The Word is No – Comments on the Development Permit Application for 58 West Hastings Street
|Chair, Urban Studies Program|
|Department of Geography|
|University of British Columbia|
June 23, 2008
Honorable Chair and Members of the Development Permit Board, thank you for the opportunity to comment on this application. My name is Elvin Wyly. I’m an Associate Professor of Geography and Urban Studies at UBC. I study housing and neighborhood change.
The staff report on this application is a fascinating document. In response to the overwhelming low-income community opposition in the written comments, the staff report observes that “Many of the issues raised relate to issues broader than this particular development application,” and “staff note that there is no obligation on any individual developer to provide non-market housing.” The implication is that we should evaluate this application on its own merits, in isolation. And yet many pages in the staff report are devoted to a careful, selective reading of the evidence to argue that this application is entirely consistent with existing policies on 1:1 replacement and development mix. We are also told that “Affordability continues to be an issue faced by many Vancouver residents, both renters and owners,” and that addressing the affordability crisis must include “the addition of housing stock. Price is a function of supply and demand and restructuring supply of housing when there is an increase in demand will result in an increase in prices. Restricting supply only exacerbates affordability.”
So Milton Friedman has come to haunt 58 West Hastings, and to promote a fundamentally flawed theory of urban housing markets. As you consider this application, take note of two serious contradictions.
First, added supply is not easing affordability. Quite the opposite. Among the many different housing types monitored by Royal LePage, the fastest Vancouver price increases over the last five years have been in those housing types where supply has increased the fastest: prices rose 143 percent between 2002 and 2007 for standard condos on the east side, 138 percent for eastside luxury condos, and 128 percent for westside standard condos. Increasing supply drove prices higher rather than easing affordability. This is easy to understand if we remember that housing is not just supply and demand for people who need a place to live, but supply and demand for those who are mainly interested in capital gains.
Second, affordability may indeed be an issue faced by many Vancouver residents, both renters and owners. But by definition, affordability matters most for those who cannot afford. Owners at least have security of tenure and a chance for capital gains. Renters, especially low-income renters, have neither. The Downtown Eastside is primarily a low-income community, and a community of renters. Renters, at least for now, still outnumber owners by nearly ten to one in this census tract, and four-fifths of the households are single-person households; their median income is only a little more than ten thousand dollars a year. The possibility that some of the units in this development will be “mid-market” rentals is used to suggest that this project will ease affordability. But the only way to meet the definition of affordability for the median resident of this neighborhood is to provide units renting for no more than $258 per month. Adding market-rate condominiums to this neighborhood will not ease affordability problems.

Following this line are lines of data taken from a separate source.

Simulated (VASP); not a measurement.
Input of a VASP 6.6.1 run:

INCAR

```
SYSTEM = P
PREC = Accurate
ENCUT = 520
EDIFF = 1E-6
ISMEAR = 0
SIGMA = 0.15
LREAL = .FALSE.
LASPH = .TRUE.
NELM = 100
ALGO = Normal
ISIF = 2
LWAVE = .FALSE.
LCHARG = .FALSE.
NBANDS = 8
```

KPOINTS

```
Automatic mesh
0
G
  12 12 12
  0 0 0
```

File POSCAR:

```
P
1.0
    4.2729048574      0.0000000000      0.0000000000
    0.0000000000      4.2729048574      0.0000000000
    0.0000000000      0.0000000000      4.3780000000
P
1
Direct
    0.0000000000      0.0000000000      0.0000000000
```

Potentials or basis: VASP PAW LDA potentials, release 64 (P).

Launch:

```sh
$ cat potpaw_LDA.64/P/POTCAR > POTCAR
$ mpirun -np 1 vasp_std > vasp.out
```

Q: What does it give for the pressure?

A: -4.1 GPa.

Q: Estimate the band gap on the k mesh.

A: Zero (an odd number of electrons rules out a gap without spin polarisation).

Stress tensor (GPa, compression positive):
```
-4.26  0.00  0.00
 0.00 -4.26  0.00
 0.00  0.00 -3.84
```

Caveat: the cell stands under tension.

And we should not forget that anyone who buys land or housing in this kind of neighborhood has no interest in affordability. For the low-income renter, high prices present true hardship. For the owner, rising prices are called capital gain. With no trace of irony, owners routinely talk about “equity.” The last thing they want is to see those prices reduced to “affordable” levels.
The Downtown Eastside is in the eye of Hurricane Condominia. The levees are about to break. The region’s last concentration of truly affordable housing is at risk. The affordability crisis is multidimensional, and we do need the many long-term solutions described in the staff report. But approval of this application is not what we need. We need social housing, and we need a pause to allow a genuine community vision that respects the low-income residents. We also need what the staff promises for later this year — the development of what are called “rate of change management tools.” That’s a mouthful — seven syllables. The most powerful rate of change management tool has just one syllable, and it can be used right now. It is pronounced like this: No.
 City of Vancouver, Community Services Group (2008). Development Permit Staff Committee Report, 58 West Hastings Street (Complete Application), DE411789. May 21. Vancouver: City of Vancouver, p. 11.
 City of Vancouver, Committee Report, p. 9.
 City of Vancouver, Committee Report, p. 13.
 City of Vancouver, Committee Report, p. 13.
 Royal LePage (2008). House Pricing Historical Database. Don Mills, ON: Royal LePage Real Estate Services. http://www.royallepage.ca, last accessed June 23. Figures and comparisons refer to October 2002 and October 2007 prices for standard condominium apartment, luxury condominium, detached bungalow, standard two-storey, executive detached two-storey, senior executive, and standard townhouse.